On Tuesday it was announced to the world that Theodore Bikel passed away at the age of 91.
On Tuesday, The Sound Of Music opened at the Prince George Playhouse.
Bikel was born in Austria in 1924.
He, with his family, had to flee for their lives to escape the German invasion of his peaceful home country. Bikel rose through the theatre ranks of London and New York thanks to his riveting acting presence and his large, sensitive singing voice. The awards had already piled up around him when he was called upon by superstar composers Richard Rodgers and Oscar Hammerstein to play the male lead in a play about an Austrian father-figure who had to gather his talented, vibrant family and flee the Nazis with nothing but their art - an amazing ability to sing - on which to live.
Bikel was the first actor to play Captain Von Trapp in the freshly minted play The Sound Of Music. Once they saw him in rehearsal action, Rodgers and Hammerstein changed the script and the soundtrack to include a song called Edelweiss especially for him - a song that is now one of the world's most beloved showtunes from one of the most beloved productions of all time.
Like a handover made by the fates of drama, Bikel's voice was silenced just as it was taken up by Matt Russell, who cut his own fine figure of paternal and patriotic authority on stage in Prince George.
Russell, though young, is a veteran of the musical theatre stage. No part has ever been such a fine fit, though. A father of two young children himself, he was adept at emanating military spine and the masculine social jibe of that era, but also knew how to look his on-stage children in the eye and what tones to take as a father. Like Bikel, his singing voice is technically skilled and wrapped in a blanket of warmth.
Another handoff of fate happened at the doors to the audience gallery. Pleasantly presenting programs was Krista Dunlop, the last local actor to portray the role of Maria, the female lead and one of the most lionized characters in musical theatre history. Dunlop won the Playhouse audience in 2003 and it hasn't been done since.

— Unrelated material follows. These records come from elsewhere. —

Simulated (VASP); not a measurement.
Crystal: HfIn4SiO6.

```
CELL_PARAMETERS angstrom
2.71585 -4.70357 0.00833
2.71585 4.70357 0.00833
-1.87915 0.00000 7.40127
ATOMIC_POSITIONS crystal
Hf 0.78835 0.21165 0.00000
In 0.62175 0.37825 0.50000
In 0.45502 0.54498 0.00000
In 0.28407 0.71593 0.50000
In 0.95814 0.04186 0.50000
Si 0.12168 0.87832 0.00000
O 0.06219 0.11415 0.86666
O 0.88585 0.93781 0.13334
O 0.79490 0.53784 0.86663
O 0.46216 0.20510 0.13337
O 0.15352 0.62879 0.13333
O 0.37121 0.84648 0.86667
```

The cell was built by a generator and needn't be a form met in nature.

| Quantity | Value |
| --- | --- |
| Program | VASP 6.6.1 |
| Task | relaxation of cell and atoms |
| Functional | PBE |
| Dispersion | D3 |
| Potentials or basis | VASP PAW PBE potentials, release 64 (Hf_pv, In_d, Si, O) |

This cast was swollen with actors finally getting their chance. Director-choreographer-producer Judy Russell and her casting team had piles of applicants, but there can only be one Maria and it was to be Shelby Meaney, a Prince George triple threat who has been in scores of performances, many of them by Russell, had moved to the professional ranks in Toronto, but had never been the precise fit for a leading role. Until now.
And Prince George will never forget it. It will be hard for another actor to be taken seriously in the role again, in this city, after the performance turned in by Meaney in this version.
It's what Meaney doesn't do that best shows off her powerful stage abilities.
Because there was no showing off at all. This trait actually rubbed off on the rest of the cast. Her singing voice is so powerful and perfect, her dancing so smooth and studied, that she never appears to be working these techniques.
The skill of acting is hardest to come by for a musical theatre performer - the ability to be so cognizant of character that you cease to play the script and just live it. Meany lives this role like a young girl dancing for joy to an audience of only mountaintops and wildflowers. So brilliant was Meaney that one might almost feel sorry for her being here in her hometown, but knowing she is about to embark to the Middle East for a year of theatre there tempers that concern and turns it into gratitude. We are all lucky to have Meaney amongst us. After this performance she deserves her own Hell Yeah page on Facebook.
Others got their chance, too. Bev Smith has indeed played important roles in important local productions in the past, but as Mother Abbess she gets to act more than ever before. There were a couple of moments when what I was beholding on stage gave me goosebumps, but Smith's skysoaring rendition of Climb Every Mountain blew a chill over me from head to toe. I had to fight tears and the curious realization I wasn't sad, just overwhelmed by beauty.
The same goes for Sandra Clermont in the role of Baroness Schraeder. She accomplished the almost impossible, making us believe she is a captain of industry, meritorious in business, yet beguiling enough to win the affection of a heartbroken widower, yet unable to fully melt his children. It's a complex set of emotions in a small space of script.
Clermont has been seen in roles large and small over the years, involving degrees of comedy and fun, but this one finally let us in on her impressive dramatic abilities. She has been a mainstay of musical theatre but here we have someone who would thrive with the material of David Mamet or Harold Pinter without the cover of dance or facade humour.
After those performances, add an onslaught of talent in the roles of the children, the nuns, the Von Trapp friends, even the glimpses of Nazi soldiers are wonderfully delivered. The orchestra was just excellent.
There were, naturally, some opening night hiccups. Every night of live theatre has it. But even a misspoken line or two came off as the way people naturally trip on their tongue and have to reframe their words sometimes. Character was never broken.
Russell had this cast strictly play their roles straight to each other, as though the gallery was empty, which gives that elusive theatre effect of falling deeply into the humanity of the performances, not the technique of the performances.
Of course the gallery was not empty.
Almost every show has sold to capacity before the first curtain rose on this set Sound Of Music productions. The old adage that Prince George is a last-minute town for buying tickets to anything has been flushed away with this show. The seats were spoken for in furious fashion.
Russell announced the morning after opening night that two new performances had been added. The schedule now also includes a matinee at 1:30 p.m. on Sunday and a 1 p.m. matinee on Aug. 1 in addition to the other opportunities on the original schedule. Tickets are available while they last at Studio 2880.